This figure for rural crime in Scotland is similar to losses experienced in the previous year but the overall UK figure for 2013 has seen a 5.2% surge to £44.5 million of goods stolen.
Although the number of high-value tractors stolen from farms fell last year, the overall cost to the insurance company rose, with individual tractors costing upwards of £80,000. Most of the stolen vehicles are believed to have been “stolen to order” from Eastern Europe.
A new trend identified this year by the Mutual has been the targeting by thieves of lower-value tractors not fitted with hi-tech systems which are then exported to developing countries.
Sheep rustling also became more popular among the criminal fraternity with a 25% rise in livestock thefts making it one of the worst years on record.
Northern Ireland, currently suffering a spate of cattle and sheep rustling, was the most seriously-affected part of the UK. Large-scale sheep rustling in the North West and North East of England led to theft claims increases of 68% and 52% respectively, with one claim involving 150 sheep. This activity gives a double concern for agriculture with the illegal slaughter and sale of those livestock into the food supply chain.
Quad bikes were once again heavily targeted by thieves, with the cost of theft across the whole of the UK rising by 14% in 2013.
A new crime trend this year is the theft of pesticides from farm chemical stores. In one case farm chemicals costing nearly £20,000 were stolen in a single raid.
Commenting on the latest statistics, NFU Mutual manager for Scotland, Martin Malone, said that although the cost of claims in Scotland had dipped, the threat of crime remained as more high-value items were being stolen throughout the UK.
“That’s why it’s important to stay vigilant and fight rural crime. Our experience with people who live and work in rural areas of Scotland clearly shows that theft is more than just a setback – it can be devastating for businesses and families.
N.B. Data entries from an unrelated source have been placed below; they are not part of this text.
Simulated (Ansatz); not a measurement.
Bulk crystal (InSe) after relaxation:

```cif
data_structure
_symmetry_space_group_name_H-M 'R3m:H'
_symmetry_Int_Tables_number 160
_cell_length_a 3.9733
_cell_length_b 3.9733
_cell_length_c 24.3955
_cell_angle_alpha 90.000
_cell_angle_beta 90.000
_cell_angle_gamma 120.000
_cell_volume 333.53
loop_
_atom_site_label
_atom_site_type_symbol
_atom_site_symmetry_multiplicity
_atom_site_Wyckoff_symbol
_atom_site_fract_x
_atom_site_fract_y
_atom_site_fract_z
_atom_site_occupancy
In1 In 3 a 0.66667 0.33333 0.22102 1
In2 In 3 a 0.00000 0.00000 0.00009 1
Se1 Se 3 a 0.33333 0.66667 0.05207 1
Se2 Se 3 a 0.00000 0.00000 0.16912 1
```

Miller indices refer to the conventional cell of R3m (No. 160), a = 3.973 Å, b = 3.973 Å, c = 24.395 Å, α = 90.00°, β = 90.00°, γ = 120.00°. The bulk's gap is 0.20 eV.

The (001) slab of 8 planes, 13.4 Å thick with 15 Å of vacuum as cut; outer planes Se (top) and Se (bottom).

“One of the rural community’s best assets is its people who can work together to safeguard the local neighbourhood.”
Taking a similar line on co-operating to prevent rural crime, Bob Carruth, head of communications at NFU Scotland, said that any theft from farms had to involve transport and any unusual traffic movements in country areas should be reported to the police.
Commenting on the type of crime, Tim Price at NFU Mutual said there was no doubt that both opportunist criminals and members of international criminal gangs were targeting farms.
“While the first group will often move on to an easier target if they see a farm has even basic security in place, the latter are professionally organised with a specific target, so it’s vital that farmers regularly review their security measures and update them to keep one step ahead of would-be thieves.”